\[\mathop {\lim }\limits_{x \to \, - 5} \frac{{x + 7}}{{{x^2} + 3x - 10}} = \frac{{\mathop {\lim }\limits_{x \to \, - 5} \left( {x + 7} \right)}}{{\mathop {\lim }\limits_{x \to \, - 5} \left( {{x^2} + 3x - 10} \right)}} \hspace{0.25in}{\mbox{Property 4}}\]

Okay, at this point let’s step back a minute. We used property 4 here and we know that we can only do that if the limit of the denominator is not zero. So, let’s check that out and see what we get.
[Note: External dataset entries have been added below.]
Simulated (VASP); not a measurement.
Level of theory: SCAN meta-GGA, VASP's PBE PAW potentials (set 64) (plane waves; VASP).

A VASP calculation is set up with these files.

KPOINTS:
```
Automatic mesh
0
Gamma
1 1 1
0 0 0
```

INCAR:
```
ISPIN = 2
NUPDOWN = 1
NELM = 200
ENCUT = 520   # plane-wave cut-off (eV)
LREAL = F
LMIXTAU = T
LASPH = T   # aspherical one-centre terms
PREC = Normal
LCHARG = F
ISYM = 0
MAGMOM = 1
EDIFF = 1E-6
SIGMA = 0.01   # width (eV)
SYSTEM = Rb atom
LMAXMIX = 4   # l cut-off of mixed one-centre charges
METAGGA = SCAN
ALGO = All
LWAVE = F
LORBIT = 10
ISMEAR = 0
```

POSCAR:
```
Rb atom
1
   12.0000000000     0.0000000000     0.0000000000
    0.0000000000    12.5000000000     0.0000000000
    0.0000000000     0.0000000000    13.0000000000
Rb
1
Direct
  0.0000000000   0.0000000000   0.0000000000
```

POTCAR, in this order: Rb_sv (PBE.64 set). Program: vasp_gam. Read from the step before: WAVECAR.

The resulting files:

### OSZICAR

\[\begin{alignat*}{3}\mathop {\lim }\limits_{x \to \, - 5} \left( {{x^2} + 3x - 10} \right) & = \mathop {\lim }\limits_{x \to \, - 5} {x^2} + \mathop {\lim }\limits_{x \to \, - 5} 3x - \mathop {\lim }\limits_{x \to \, - 5} 10 & & \hspace{0.25in}{\mbox{Property 2}}\\ & = \mathop {\lim }\limits_{x \to \, - 5} {x^2} + 3\mathop {\lim }\limits_{x \to \, - 5} x - \mathop {\lim }\limits_{x \to \, - 5} 10 & & \hspace{0.25in}{\mbox{Property 1}}\\ & = {\left( { - 5} \right)^2} + 3\left( { - 5} \right) - 10 & & \hspace{0.25in}{\mbox{Properties 7, 8, & 9}}\\ & = 0 & & & \end{alignat*}\]

So, the limit of the denominator is zero so we couldn’t use property 4 in this case. Therefore, we cannot do this limit at this point (note that it will be possible to do this limit after the next section).